KUALA LUMPUR – Jan 18, 2017: Anonymous blogger A Voice has rebuked DAP lawmaker Tony Pua for filing a suit of misfeasance in public office against Prime Minister Datuk Seri Najib Razak.
In a post at Another Brick in The Wall today, the blogger presented arguments that the basis of the suit, which is in relation to the interpretation of public officer can be considered as erroneous, adding that the suit will fail.
Pua, who is Petaling Jaya Utara MP, filed the suit at a high court here yesterday, seeking a declaration that Najib had abused his public office to personally benefit from 1Malaysia Development Berhad (1MDB) funds.
The blogger, quoting an anonymous legal expert, wrote that the suit is invalid as the PM’s post is not to be regarded as a public officer’s post.

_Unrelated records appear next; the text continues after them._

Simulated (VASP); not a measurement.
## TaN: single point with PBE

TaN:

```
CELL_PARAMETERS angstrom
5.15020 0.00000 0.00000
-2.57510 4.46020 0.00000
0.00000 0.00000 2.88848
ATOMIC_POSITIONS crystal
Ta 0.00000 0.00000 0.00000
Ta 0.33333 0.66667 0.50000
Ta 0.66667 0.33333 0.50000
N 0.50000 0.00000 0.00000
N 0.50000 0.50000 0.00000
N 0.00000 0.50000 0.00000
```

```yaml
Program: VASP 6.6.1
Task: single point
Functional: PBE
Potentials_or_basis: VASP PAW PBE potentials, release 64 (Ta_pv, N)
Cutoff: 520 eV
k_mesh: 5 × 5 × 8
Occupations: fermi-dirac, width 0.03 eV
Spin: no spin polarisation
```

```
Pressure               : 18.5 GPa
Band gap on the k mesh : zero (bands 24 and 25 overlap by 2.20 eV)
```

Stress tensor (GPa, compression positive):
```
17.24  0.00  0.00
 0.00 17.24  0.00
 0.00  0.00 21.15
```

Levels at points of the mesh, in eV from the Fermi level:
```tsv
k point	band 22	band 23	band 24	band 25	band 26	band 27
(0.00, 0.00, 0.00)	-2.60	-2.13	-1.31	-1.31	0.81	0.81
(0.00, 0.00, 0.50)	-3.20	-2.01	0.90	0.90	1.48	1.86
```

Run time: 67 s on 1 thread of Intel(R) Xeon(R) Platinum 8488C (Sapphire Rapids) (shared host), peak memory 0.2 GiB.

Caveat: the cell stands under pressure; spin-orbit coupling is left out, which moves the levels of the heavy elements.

“One prominent lawyer informed us (through WhatsApp) that the suit is based on the assumption that Najib is a public officer.
“One element of the tort of misfeasance of public office is it must be shown that Najib is a public officer. He is not. The Interpretation Act defines public office as an office in any of the public services,” writes A Voice.
“Further, Section 132 (3)(c) of the federal Constitution states that the public service does not include the office of any member of the administration in the federation or a state. A member of the administration under Article 160 of the Constitution means a person holding office as minister.”
The blogger notes that based on the description stated in the aforementioned Act, ministers are not considered public officers.
“Najib is a minister but a minister is not considered a public officer. Therefore the suit will fail,” he wrote, quoting the lawyer.
The blogger claims that Pua’s move is only intended as a politically deceptive move to mislead the public.
However, lawyer Aidil Khalid disagrees with the arguments as per presented by A Voice.
Aidil said although one of the elements stated in the tort of misfeasance is that the defendant must at the material time be in public office, this must not be confused with unnaturally forcing the Constitutional term of public officer onto the common law principle of the tort.
“Definitions provided in the federal Constitution are meant to interpret the Constitution, and not to be stretched and applied to common law principles that evolve over hundreds of years and have their own sets of constructions.”
He added that many cases from similar Commonwealth jurisdictions have confirmed that ministers, and prime ministers included, who are holding office could be held accountable for cases involving the tort of misfeasance in public office.
He refers to the case of former Selangor Mentri Besar Mohamad Khir Toyo, whereby the Federal Court held that a public servant is in the service or pay of the government and is entrusted with the performance of public duty.
“The appellant (Khir) remained a public servant even while he wore the hat of chairman of PKNS, for the appellant ceased not to be a public servant just because he wore a different hat. The first ingredient of public servant was proven,” Aidil pointed out.